Re: [alto] Incremental updates transport using SSE?

Wendy Roome Mon, 20 Oct 2014 10:14:12 -0700

Xiao,

#1: That case is certainly possible. So we should say that when a server
updates a network map, the server SHOULD send the update on all SSE streams
at the same time as that version becomes available via the network map
resource and the dependent cost map resources. If a client gets network map
and cost map updates via two different SSE streams, it is possible the
client will receive the cost map updates before the network map updates. The
client can detect this by the tag mismatch. If this happens, the client MUST
buffer the cost map updates and apply them after receiving the network map
update. If the corresponding network map update does not arrive in a timely
fashion (whatever that means), the client MUST close both streams, discard
both maps, and reestablish both streams. That may not the most efficient way
to resynchronize, but it is the simplest and most reliable.


Of course, avoiding bizarre cases like that are why a server should normally
use the same stream for network map and cost map updates. :-)

#2: To handle that issue, we should say that if several different update
stream resources offer the same update event type, then events of that type
must be identical on all streams (modulo transmission delays). A client may
use which ever stream it prefers. In particular, a client may pick the
stream that offers the desired combination of update events.

- Wendy Roome 

From:  Xiao SHI <[email protected]>
Date:  Mon, October 20, 2014 at 11:22
To:  Wendy Roome <[email protected]>
Cc:  Xiao SHI <[email protected]>, "Y. Richard Yang" <[email protected]>, IETF
ALTO <[email protected]>
Subject:  Re: [alto] Incremental updates transport using SSE?

Hi Wendy,

#1: Yes, that will solve the problem I was thinking of.
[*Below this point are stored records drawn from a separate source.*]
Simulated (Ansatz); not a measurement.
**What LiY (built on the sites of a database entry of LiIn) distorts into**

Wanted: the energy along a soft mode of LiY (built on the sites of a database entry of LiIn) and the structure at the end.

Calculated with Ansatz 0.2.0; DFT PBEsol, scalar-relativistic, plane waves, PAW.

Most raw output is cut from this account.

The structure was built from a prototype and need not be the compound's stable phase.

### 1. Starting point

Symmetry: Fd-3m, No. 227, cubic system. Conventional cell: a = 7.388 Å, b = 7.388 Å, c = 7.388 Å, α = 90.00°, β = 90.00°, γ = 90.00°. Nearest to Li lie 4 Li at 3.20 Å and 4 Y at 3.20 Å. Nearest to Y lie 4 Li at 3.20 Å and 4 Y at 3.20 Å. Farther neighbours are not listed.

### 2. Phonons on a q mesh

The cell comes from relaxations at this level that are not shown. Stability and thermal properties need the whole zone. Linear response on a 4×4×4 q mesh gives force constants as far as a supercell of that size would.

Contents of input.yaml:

A follow up on this: what if say the client gets a cost map which depends on
a version of the network map that the client has not received? Should the
client simply discard the cost map or its patch? or temporarily save the
cost map and wait? Or does this question enters the realm of client/server
implementation/optimization and is no longer the protocol's concern?

Anyhow, I agree that the resource-id should do.

#2: Sounds good. The reason I thought of this is that a network map could be
in multiple update streams, should/could there be a preference of which
stream the user get the update of the network map from? Or the client could
simply find *any* update stream which contains the resource update it wants?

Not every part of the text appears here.